Ruatoka was a brown Greatheart. It was with him as it must be with all brave sons who serve that great Captain, Jesus Christ: he wanted to be in the front of the battle. When the great Tamate was killed and eaten by the cannibals of Goaribari, Ruatoka wrote a letter to a missionary who lived and still lives in Papua. This is the end of the letter:
“Hear my wish. It is a great wish. The remainder of my strength I would spend in the place where Tamate was killed. In that village I would live. In that place where they killed men, Jesus Christ’s name and His word I would teach to the people that they may become Jesus’ children. My wish is just this. You know it. I have spoken.
RUATOKA.”
FOOTNOTES:
[Footnote 42: James Chalmers: see Chapter XIII.]

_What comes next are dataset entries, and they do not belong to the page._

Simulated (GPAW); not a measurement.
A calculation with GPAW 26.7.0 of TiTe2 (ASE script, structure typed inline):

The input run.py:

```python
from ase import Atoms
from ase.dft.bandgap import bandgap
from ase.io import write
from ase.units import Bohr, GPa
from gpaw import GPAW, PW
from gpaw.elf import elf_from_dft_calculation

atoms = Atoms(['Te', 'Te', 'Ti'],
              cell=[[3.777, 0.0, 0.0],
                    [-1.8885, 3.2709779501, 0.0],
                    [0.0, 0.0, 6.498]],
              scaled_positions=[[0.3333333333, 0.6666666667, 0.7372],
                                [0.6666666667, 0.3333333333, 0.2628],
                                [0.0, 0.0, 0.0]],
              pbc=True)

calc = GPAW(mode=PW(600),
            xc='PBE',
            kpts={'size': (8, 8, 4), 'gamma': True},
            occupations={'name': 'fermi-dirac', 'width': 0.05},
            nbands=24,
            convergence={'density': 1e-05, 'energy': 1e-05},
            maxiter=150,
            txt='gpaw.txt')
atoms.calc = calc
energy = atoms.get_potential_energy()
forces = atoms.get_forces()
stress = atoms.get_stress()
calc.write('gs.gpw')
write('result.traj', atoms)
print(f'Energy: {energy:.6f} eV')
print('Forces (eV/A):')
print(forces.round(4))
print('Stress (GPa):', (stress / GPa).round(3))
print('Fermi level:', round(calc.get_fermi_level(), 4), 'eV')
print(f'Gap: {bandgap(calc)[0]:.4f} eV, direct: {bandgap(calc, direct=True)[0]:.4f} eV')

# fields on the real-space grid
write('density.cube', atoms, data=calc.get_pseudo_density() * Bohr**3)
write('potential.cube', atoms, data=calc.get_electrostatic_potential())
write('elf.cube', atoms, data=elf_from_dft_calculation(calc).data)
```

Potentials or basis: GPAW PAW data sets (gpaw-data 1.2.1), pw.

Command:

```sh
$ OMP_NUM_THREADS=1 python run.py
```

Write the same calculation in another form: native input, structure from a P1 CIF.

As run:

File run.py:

[Footnote 43: See Chapter II.]
Book Three: THE PATHFINDERS OF AFRICA
CHAPTER XV
THE MAN WHO WOULD GO ON
David Livingstone
(Dates born 1813, died 1873)
There was a deathly stillness in the hot African air
as two bronzed
Scots strode along the narrow forest path.
The one, a young, keen-eyed doctor,[44] glanced quickly through the trees and occasionally turned aside to pick some strange orchid and to slip it into his collecting case. The other strode steadily along with that curious, “resolute forward tread” of his.[45] He was David Livingstone. Behind them came a string of African bearers carrying in bundles on their heads the tents and food of the explorers.
Suddenly, with a crunch, Livingstone’s heel went through a white object half hidden in the long grass—a thing like an ostrich’s egg. He stooped—and his strong, bronzed face was twisted with mingled sorrow and anger, as, looking into the face of his younger friend, he gritted out between his clenched teeth, “The slave-raiders again!”
It was the whitening skull of an African boy.
For weeks those two Britons had driven their little steamer (the Asthmatic they called her, because of her wheezing engines) up the Zambesi river and were now exploring its tributary the Shire.
Each morning, before they could start the ship’s engines, they had been obliged to take poles and push from between the paddles of the wheels the dead bodies of Africans—men, women, and children—slain bodies which had floated down from the villages that the Arab slave-raiders had burned and sacked. Livingstone was out on the long, bloody trail of the slaver, the trail that stretched on and on into the heart of Africa where no white man had ever been.
This negro boy’s skull, whitening on the path, was only one more link in the long, sickening shackle-chain of slavery that girdled down-trodden Africa.